Councilman Stephen A. Urban told Coxen at her public interview last month he has heard many complaints from residents about the hiring of people from outside the area and believes there are qualified local candidates.
The judicial services and records division head position ended up going to Joan Hoggarth, 49, of Hanover Township, who had been the interim appointee after a promotion from deputy recorder of deeds, but the situation has stirred up unresolved questions about what — if any — impact residency should have in county hiring.
The concept of hiring people from other areas is somewhat foreign in Luzerne County government because past officials rarely reached outside county borders and, in some instances, didn’t publicly advertise positions.
Before home rule, the most memorable hiring of an outside manager — Indiana resident Kimberli Weiland as human resources director in 2004 — was a negative experience because officials were forced to terminate her after learning she was wanted in her home state for a shoplifting charge and had been disbarred as an attorney for altering her law school transcripts.
Voters demanded public advertising and merit hiring when they approved the switch to home rule government, and New York native Robert Lawton, who most recently worked in California, was named the first county manager after a nationwide search.
Lawton chose to advertise the eight home rule division head posts nationally through professional trade associations and government management organizations.
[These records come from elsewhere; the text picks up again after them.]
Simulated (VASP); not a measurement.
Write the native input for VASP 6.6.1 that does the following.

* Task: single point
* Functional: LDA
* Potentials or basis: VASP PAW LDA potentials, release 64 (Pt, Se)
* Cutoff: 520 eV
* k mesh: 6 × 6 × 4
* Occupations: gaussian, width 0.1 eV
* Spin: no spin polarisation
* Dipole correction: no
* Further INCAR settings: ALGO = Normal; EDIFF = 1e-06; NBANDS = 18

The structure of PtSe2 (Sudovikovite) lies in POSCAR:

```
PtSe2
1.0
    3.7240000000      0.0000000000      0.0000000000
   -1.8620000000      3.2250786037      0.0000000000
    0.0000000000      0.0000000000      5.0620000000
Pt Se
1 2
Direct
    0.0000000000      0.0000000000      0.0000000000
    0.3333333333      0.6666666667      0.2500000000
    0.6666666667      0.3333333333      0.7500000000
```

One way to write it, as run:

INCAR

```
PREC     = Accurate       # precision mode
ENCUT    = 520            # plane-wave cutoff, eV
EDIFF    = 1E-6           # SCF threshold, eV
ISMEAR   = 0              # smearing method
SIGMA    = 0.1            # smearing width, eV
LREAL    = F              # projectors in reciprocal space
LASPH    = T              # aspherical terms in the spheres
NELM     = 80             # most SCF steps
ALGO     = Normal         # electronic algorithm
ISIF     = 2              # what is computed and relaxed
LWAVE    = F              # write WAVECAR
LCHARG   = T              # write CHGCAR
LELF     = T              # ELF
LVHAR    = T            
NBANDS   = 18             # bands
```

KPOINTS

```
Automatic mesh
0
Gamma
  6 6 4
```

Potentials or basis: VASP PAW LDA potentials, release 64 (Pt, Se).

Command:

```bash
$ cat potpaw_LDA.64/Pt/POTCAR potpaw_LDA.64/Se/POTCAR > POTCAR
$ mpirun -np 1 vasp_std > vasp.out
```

Six of his division head nominees were confirmed by council to date — four local and two outside the county. One of the newcomers — Easton resident J. Allen Nesbitt as prison system overseer — received high marks from council members during his budget presentation last week.
The other out-of-county hire — Archbald resident Richard Cardamone as budget/finance head — was deemed highly credentialed but left after a few weeks on the job to accept another position outside the area. His departure bolstered the argument of some that outsiders may not be as committed to the county.
Coxen said she would have provided “fresh perspectives” on efficiencies that have worked elsewhere but does not fault council members for promoting from within.
“I’m respecting their decision. What I respected most was their honesty,” Coxen said.
Hiring issue debated elsewhere
The debate about hiring local isn’t just occurring here.
One example: The Clark County School Board in Las Vegas recently halted plans to conduct a national search for a new superintendent after widespread community pressure to hire locally, according to published reports.
The board held town hall meetings and posted an online survey to obtain feedback, receiving mixed opinions. Critics argued the board should search far and wide to find the best possible talent, with one saying, “We seem to be afraid of competition.”
Opponents argued an outside search was an unnecessary waste of time.
The board ended up unanimously appointing a 25-year veteran employee, saying he had solid plans and would need no learning curve.
Doug Hill, head of the County Commissioners’ Association of Pennsylvania, said he’s observed varied approaches in counties.
Some outside searches are necessary due to a lack of qualified residents with necessary skills, he said. Officials may want applicants with new ideas and approaches from other areas while others see a value in local familiarity and contacts.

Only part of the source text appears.